Expected Loss Moves from Risk Management to Accounting Standards

05/22/2013

 by Suzanne Storm & Louis J. Dunham

The Financial Accounting Standards Board has proposed a fundamental change in the way the allowance for credit losses is calculated and presented.  Comments on the proposal are due to FASB by May 31, 2013. FASB intends to review comments on an upcoming proposal by the International Financial Reporting Standards, so it is not clear how soon an accounting change will take place.  

However, given the proposed requirements, Ardmore believes that its client banks should not only be aware of the change, they should also begin planning any systems or process changes that may be necessary in order to comply.
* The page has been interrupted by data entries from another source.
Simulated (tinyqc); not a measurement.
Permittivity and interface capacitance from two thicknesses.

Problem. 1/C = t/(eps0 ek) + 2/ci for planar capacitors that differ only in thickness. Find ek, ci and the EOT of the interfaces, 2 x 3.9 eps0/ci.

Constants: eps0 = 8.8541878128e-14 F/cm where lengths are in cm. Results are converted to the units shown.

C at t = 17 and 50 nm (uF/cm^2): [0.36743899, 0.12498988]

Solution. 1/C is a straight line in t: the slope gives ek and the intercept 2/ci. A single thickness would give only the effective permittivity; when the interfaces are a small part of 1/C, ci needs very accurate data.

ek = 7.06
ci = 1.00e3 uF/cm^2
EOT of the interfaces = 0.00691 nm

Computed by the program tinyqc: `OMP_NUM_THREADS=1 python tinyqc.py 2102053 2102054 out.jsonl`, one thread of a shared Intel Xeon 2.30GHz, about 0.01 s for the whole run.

Background and Proposed Change
There were two weaknesses exposed in existing accounting standards in the financial crisis that began in 2008: 
  1. Loans and other financial assets were overstated due to delayed recognition of credit losses
  2. Multiple credit impairment models led to inherent complexity in financial statements of banks and other financial institutions
The proposed accounting change is intended to address both of these weaknesses by replacing the current impairment model, which requires that a credit loss be “probable” before being recognized, with a requirement that “expected” credit losses be reported in each periodic financial statement.  This is significant since even Pass credits may carry some amount of expected loss (depending on the risk rating) and therefore the new requirement will substantially broaden the pool of credits reflected in the Allowance.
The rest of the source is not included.